And I’ve seen a few discussions in forums and plugin spaces:
- This plugin exports including taking authorship metadata at a contribution level (but only at the line level)
- This plugin also exports authorship metadata, possibly at a finer grain?
- A developer was working on a stats plugin (commercial license) (here’s another (dead) thread on it) which (from contacting John) includes:
- Characters
- Word counts
- Revision counts
- Saved revisions
- Authors
- A set of author stats, including (a) n of words contributed, (b) n of lines contributed to, (c) n of lines as only contributor, (d) n of characters
So the third is probably worth a look in, and the 2nd one might be useful if the ‘spans’ of authorship colour are fully exported in the html (much easier to work with than the etherpad data structure).
Given the above bits of research, and thinking about (a) what etherpad records and (b) what sort of things we’re interested in for learning contexts, it’s interesting to consider what we’d want from an etherpad analytic tool. E.g.

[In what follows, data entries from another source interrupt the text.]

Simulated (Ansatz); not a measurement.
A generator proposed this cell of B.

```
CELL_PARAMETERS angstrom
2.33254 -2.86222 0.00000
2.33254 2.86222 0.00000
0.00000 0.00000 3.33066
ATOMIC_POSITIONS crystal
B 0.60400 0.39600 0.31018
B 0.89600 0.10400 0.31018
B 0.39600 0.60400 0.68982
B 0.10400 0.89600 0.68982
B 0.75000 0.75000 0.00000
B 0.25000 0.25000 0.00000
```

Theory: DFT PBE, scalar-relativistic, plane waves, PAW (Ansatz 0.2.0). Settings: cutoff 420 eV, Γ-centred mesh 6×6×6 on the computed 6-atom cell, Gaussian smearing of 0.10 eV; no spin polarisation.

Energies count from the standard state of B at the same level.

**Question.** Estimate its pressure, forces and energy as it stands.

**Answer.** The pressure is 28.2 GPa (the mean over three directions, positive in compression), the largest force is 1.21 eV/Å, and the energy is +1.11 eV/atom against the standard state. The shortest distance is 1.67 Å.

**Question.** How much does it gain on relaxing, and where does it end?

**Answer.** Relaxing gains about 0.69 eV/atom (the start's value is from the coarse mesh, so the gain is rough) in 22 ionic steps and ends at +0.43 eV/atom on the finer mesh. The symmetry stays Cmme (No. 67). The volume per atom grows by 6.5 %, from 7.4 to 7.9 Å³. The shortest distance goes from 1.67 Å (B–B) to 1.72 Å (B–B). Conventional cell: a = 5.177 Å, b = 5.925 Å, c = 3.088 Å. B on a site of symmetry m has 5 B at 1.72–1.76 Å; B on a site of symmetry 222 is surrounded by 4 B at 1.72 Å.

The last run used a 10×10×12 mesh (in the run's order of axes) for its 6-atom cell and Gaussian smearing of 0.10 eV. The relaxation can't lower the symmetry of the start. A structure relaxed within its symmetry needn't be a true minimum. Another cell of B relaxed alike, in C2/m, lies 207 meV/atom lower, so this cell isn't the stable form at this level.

- The stats from the ep_stats plugin above (especially author contribution counts, and a proportion based measure here).
- N of ‘touch points’ – e.g. if every other word were written by a different author, the N of touch points would be 1/2 the N of words, we’d want some way to express this as a number between 0-1 probably
- N of uninterrupted blocks (similar to (c) above: ‘n of lines as only contributor’)
- Temporal analysis?
- Perhaps including contribution over time versus contribution in the final pad (a crude ‘survival’ measure) or deletion over time (and authorial deletion) e.g. did one author appear to contribute less, but in fact their edits were deleted
- Do groups engage in different processes, e.g. working on their own sections throughout or co-editing throughout, making notes and then refining or starting from ‘clean’ text, do they engage in ‘linear’ editing (adding at the bottom) or other forms of insertion, etc.
- Possibly tied in with other trace data (e.g. when URL x was inserted, was it being talked about in the chat?)
- Topic based analysis (possibly related to temporal) as per Southavilay et al (2013) above, we might be interested in whether individuals contribute to just one topic, or across them, whether they tend to start topics, join them later, or a mixture, etc. (On topic things, see also Stian’s stuff around topic tags in ‘2’ above).
- Chat data (if using the etherpad chat), e.g. did those chatting more edit more, do chats and edits co-occur
- ???
One thing I’m interested in, is just a very simple operationalisation in which:
- Collaboration is taken to be the extent to which authors interact around the same text (i.e., their edits ‘touch’ more often, as per ‘2’ above)
- Co-operation is taken to be the extent to which authors edit on their own areas, their contributions are ‘stacked’ not interlinked (i.e. there are fewer edits touching, even though the overall pad size might be similar, as per ‘3’ above)
What else might we want? And does anyone know any (ideally easy, or implemented) ways to do any interesting things with such data?